Oil sales. Revenues from sales of oil increased from $78 million for the nine months ended September 30, 2020 to $153 million for the nine months ended September 30, 2021, an increase of $75 million, or 96% (calculated as the change in year-over-year volumes times the change in year-to-year average price). Lower oil production volumes accounted for a $11 million decrease in year-over-year oil revenues (calculated as the change in year-to-year volumes times the prior year average price), and increases in commodity prices, excluding the effects of derivative settlements, accounted for an approximate $86 million increase in year-over-year revenues (calculated as the change in the year-to-year average price times current year production volumes).

Commodity derivative fair value gains (losses). To achieve more predictable cash flows, and to reduce our exposure to price fluctuations, we enter into fixed for variable price swap contracts, basis swap contracts and collar contracts when management believes that favorable future sales prices for our production can be secured. Because we do not designate these derivatives as accounting hedges, they do not receive hedge accounting treatment. Consequently, all mark-to-market gains or losses, as well as cash receipts or payments on settled derivative instruments, are recognized in our statements of operations. For the nine months ended September 30, 2020, our commodity hedges resulted in derivative fair value losses of $117 million. For the nine months ended September 30, 2021, our commodity hedges resulted in derivative fair value loss of $2.3 billion. Commodity derivative fair value losses included $759 million of cash proceeds for gains on settled derivatives for the nine months ended September 30, 2020. For the nine months ended September 30, 2021, commodity derivative fair value losses included $481 million of cash payments on commodity derivative losses as well as $5 million for payments on derivative monetizations.

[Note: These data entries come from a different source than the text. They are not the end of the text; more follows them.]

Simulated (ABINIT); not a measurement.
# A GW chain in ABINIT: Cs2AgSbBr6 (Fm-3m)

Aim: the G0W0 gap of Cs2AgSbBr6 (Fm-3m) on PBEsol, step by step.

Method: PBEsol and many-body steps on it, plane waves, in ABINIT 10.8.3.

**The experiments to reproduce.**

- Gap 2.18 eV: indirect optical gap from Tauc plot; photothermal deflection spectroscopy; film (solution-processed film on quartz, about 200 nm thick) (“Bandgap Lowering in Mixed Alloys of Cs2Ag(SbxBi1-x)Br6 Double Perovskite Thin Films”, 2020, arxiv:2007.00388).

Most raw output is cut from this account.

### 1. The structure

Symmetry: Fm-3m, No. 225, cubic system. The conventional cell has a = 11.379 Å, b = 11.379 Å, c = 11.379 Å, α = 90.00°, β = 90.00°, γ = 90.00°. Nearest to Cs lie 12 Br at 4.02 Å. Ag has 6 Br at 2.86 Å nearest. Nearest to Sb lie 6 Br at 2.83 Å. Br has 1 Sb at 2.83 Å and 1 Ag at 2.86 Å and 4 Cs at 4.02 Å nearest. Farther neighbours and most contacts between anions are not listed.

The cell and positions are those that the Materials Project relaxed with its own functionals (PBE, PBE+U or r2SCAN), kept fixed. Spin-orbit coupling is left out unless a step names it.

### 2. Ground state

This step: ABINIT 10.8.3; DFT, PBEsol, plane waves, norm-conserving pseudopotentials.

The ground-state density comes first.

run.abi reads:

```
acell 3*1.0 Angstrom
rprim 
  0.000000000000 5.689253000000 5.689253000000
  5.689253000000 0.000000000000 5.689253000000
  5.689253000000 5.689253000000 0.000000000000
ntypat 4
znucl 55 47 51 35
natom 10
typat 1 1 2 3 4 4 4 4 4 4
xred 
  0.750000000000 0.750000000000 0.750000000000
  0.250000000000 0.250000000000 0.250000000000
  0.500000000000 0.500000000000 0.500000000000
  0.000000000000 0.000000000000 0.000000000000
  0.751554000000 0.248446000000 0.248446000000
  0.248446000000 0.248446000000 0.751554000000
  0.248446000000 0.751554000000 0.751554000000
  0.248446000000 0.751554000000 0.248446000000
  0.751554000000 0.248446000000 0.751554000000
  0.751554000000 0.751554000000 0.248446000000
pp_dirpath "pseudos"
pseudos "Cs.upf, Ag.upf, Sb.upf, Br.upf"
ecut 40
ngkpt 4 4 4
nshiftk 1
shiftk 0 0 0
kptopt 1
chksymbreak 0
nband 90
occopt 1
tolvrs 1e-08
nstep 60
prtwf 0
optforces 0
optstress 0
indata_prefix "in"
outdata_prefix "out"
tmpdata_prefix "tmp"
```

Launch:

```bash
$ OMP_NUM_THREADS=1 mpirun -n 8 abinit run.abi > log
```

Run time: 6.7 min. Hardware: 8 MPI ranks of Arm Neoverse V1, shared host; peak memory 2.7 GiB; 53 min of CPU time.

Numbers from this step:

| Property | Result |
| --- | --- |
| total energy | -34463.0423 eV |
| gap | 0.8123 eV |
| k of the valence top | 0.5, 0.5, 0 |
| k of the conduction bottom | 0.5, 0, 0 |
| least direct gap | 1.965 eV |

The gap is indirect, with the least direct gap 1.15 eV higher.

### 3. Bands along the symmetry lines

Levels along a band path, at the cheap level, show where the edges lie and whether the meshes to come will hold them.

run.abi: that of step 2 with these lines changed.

Commodity derivative fair value gains or losses vary based on future commodity prices and have no cash flow impact until the derivative contracts are settled or monetized prior to settlement. Derivative asset or liability positions at the end of any accounting period may reverse to the extent future commodity prices increase or decrease from their levels at the end of the accounting period, or as gains or losses are realized through settlement. We expect continued volatility in commodity prices and the related fair value of our derivative instruments in the future.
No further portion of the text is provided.